Let $p(t), q(t) ∈ \mathbb C[t]$ be relatively prime, $A ∈ M_n(\mathbb{C})$. Show that $\operatorname{rank}(p(A))+\operatorname{rank}(q(A)) ≥ n$.

Question

Let $p(t), q(t) ∈ \mathbb C[t]$ be relatively prime, $A ∈ M_n(\mathbb{C})$. Show that $\operatorname{rank}(p(A))+\operatorname{rank}(q(A)) ≥ n$.

I have been stumped on this question for quite awhile. Could someone please enlighten me in regards to a fitting theorem? I'm assuming this is related to Bilinear and Quadratic forms but I couldn't find anything in regards to relatively prime functions in Friedberg's textbook.

Answer 1

Using $1=pr+qs$ one can easily deduce $\operatorname{ker}(p(A)) \subset \operatorname{Im}(q(A))$, thus we get

$$n = \operatorname{rank}(p(A)) + \dim \operatorname{ker}(p(A)) \leq \operatorname{rank}(p(A))+\operatorname{rank}(q(A)).$$

This proof gives you for free: Equality holds iff $\operatorname{ker}(p(A)) \supset \operatorname{Im}(q(A))$ iff $(pq)(A)=0$.

Answer 2

We are going to show that $Im(p(A))+Im(q(A))=C^n$.

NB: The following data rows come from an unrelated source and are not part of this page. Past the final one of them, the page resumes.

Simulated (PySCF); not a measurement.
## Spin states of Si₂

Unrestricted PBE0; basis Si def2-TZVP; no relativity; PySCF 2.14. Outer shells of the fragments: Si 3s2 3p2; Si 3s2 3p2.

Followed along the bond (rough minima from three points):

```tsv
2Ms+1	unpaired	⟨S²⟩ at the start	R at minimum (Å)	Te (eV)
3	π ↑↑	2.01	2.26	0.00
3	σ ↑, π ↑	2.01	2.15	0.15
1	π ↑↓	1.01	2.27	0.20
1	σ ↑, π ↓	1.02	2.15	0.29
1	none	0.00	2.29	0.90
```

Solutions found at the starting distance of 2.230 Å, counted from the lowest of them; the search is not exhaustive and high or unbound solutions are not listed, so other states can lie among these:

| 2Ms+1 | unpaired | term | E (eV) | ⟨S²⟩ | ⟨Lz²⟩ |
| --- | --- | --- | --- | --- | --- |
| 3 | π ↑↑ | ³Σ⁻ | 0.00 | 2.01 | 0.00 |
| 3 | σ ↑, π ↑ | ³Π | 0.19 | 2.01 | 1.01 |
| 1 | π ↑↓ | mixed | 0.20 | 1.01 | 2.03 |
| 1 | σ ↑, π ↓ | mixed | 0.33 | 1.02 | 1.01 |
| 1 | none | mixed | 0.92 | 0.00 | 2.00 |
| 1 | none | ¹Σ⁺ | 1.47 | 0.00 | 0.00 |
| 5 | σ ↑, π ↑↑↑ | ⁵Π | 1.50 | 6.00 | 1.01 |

Since $p,q$ are relatively prime, there exists $u(t),v(t)\in C[t]$ such that $up+vq=1$. This implies that for every $x\in C^n$, $p(A)(u(A(x)))+q(A)(v(A(x)))=x$ since $p(A)(u(A(x)))\in Im(p(A))$ and $q(A)(v(A(x)))\in Im(q(A))$, we deduce that $Im(p(A))+Im(q(A))=C^n$ this implies that $dim(Im(p(A))+dim(Im(q(A))-dim(Im(p(A))\cap Im(q(A)))=n$ since $dim(Im(p(A))=rank(p(A))$ and $dim(Im(q(A))=rank(q(A))$, we deduce that $rank(p(A))+rank(q(A))\geq n$ done.